We didn’t make it to the four corners area the night before, so we decided to depart Santa Fe, fly over four corners, then make our fuel stop in Moab (Canyonlands Airport). From there it’d be a short flight to Heber City, the closest airport to Park City.
We departed under mostly clear, though a little smoky, skies. The scenery started getting more and more interesting as our flight progressed. I was concerned about suitable emergency landing areas, but was pleasantly surprised that even away from main roads, there were tons of straight dirt roads.
We got to the four corners monument (which isn’t on the whole latitude/longitude lines as I’d expected). There’s really not much to it. Kelly and I were glad we didn’t drive the one hour each way to see it from the ground.
From here, the scenery got even better. The pictures really don’t do it justice–you need to be there to fully appreciate it.
Canyonlands Airport in Moab was fairly busy. We landed and no one bothered to tell us where to park. Also, self-service fuel was inop, but fortunately we didn’t need any. Terminal was nice, though, so we took a break. Departing again, it was bumpy again, but we felt fine. The rest of the flight involved flying through the mountains south of Salt Lake, then upon reaching Provo, turn right to head northeast through a mountain pass to Heber City. This part of the flight was also beautiful and much different than the canyons.

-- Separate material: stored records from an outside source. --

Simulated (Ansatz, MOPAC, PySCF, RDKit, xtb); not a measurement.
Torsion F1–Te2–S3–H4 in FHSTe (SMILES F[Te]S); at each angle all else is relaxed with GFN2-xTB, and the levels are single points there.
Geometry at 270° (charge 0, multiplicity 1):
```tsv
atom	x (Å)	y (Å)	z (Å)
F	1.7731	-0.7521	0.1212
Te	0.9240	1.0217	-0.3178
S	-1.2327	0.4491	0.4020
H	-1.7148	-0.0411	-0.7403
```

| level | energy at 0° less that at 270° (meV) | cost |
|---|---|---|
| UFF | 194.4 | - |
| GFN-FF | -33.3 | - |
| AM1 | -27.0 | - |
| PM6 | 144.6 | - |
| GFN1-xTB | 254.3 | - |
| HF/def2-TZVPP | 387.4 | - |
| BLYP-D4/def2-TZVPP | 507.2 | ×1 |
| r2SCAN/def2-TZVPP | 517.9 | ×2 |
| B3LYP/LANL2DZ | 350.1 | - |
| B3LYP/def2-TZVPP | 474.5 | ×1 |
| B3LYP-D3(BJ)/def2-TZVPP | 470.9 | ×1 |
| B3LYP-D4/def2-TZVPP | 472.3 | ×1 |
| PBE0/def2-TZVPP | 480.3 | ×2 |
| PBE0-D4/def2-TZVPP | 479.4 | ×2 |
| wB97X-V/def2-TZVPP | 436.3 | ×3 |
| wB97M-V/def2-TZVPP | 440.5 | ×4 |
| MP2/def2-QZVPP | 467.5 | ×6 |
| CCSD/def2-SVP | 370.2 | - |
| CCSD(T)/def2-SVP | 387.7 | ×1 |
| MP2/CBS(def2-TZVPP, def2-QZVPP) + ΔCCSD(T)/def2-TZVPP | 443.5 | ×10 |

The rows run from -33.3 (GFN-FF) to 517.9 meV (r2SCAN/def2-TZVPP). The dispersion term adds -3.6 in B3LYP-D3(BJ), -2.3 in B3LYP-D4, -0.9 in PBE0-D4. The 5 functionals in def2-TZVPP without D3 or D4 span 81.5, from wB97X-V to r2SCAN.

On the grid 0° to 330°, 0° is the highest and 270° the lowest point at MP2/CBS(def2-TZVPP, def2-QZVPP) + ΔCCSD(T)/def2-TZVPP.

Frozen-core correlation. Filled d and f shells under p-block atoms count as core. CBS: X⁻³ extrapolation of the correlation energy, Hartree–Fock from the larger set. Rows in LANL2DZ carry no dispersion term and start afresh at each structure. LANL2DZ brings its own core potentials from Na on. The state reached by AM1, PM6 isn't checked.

http://www.youtube.com/watch?v=3kGGWitzf2Q The approach and landing in Heber City was amazing. On the ground, we ran into fellow RV-10 builder and pilot Sean Strasburg, who offered to help with a fuel smell issue we were experiencing (our fuel flow sender is leaking again–more on that in a later post). With the airplane tied down, we grabbed our rental car (which was driven to our airplane for us) and headed into town.